Jill Soloway is starting their own imprint, Topple Books, with Amazon publishing. Soloway says of the new venture: “We live in a complicated, messy world where every day we have to proactively re-center our own experiences by challenging privilege. . . . With Topple Books, we’re looking for those undeniably compelling essential voices so often not heard.”
According to Ryan Holiday’s new book, Conspiracy: Peter Thiel, Hulk Hogan, Gawker, and the Anatomy of Intrigue, Thiel considered illegal actions such as bribery, hacking, and theft against Gawker Media after Valleywag claimed Thiel was gay in a 2007 post. Holiday quotes Thiel saying, “There are things that were very tempting, an eye for an eye, tooth for a tooth. Retributive justice. . . . But I think those would have ultimately been self-defeating. That’s where you just become that which you hate.” Thiel ended up backing Hulk Hogan in a successful lawsuit that led to Gawker shutting down and Gawker Media’s founder Nick Denton declaring bankruptcy.
Two years after Harper Lee’s death at the age of eighty-nine, her will has been unsealed. But, as the New York Times reports, questions about Lee remain unanswered, especially concerning her decision to publish a follow-up to To Kill A Mockingbird in 2015. That sequel, Go Set a Watchman, was the best-selling book of the year, but fans are divided about whether she intended to release the book or was taken advantage of by her representatives.

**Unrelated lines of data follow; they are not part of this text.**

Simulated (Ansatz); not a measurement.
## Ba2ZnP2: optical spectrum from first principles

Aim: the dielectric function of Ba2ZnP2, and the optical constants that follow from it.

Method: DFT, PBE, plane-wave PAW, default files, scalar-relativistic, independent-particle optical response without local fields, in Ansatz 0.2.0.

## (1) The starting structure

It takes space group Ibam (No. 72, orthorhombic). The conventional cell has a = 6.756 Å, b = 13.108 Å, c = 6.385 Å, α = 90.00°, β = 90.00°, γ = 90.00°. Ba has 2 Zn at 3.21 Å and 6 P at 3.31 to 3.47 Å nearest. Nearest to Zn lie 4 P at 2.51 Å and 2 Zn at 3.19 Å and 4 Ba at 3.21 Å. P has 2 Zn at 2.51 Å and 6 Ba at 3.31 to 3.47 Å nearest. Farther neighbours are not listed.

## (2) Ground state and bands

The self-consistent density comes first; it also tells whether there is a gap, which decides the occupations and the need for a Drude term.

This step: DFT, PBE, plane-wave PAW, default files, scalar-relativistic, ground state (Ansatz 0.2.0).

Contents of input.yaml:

Quinn Norton, the technology writer who was hired to be a New York Times columnist, then quickly fired because of controversial tweets and her online friendship with a neo-Nazi, tells her side of the story at The Atlantic. According to Norton, it wasn’t her real self, but an online “doppelgänger” that caused the online outrage that led to her termination—out of context tweets, mainly. Of her friendship with Andrew Auernheimer (known online as “weev”), a webmaster for the anti-Semitic site The Daily Stormer, Norton writes, “weev is just one of many terrible people I’ve cared for in my life. I don’t support what my terrible friend believes or does. But I strongly advocate for people with a good sense of themselves and their values to engage with their terrible friends, coworkers, and relatives, to lovingly confront them for as long as it takes, and it would be wrong to not do so myself.”
Tonight at the Brooklyn Public Library, David Mamet presents his new book, Chicago: A Novel.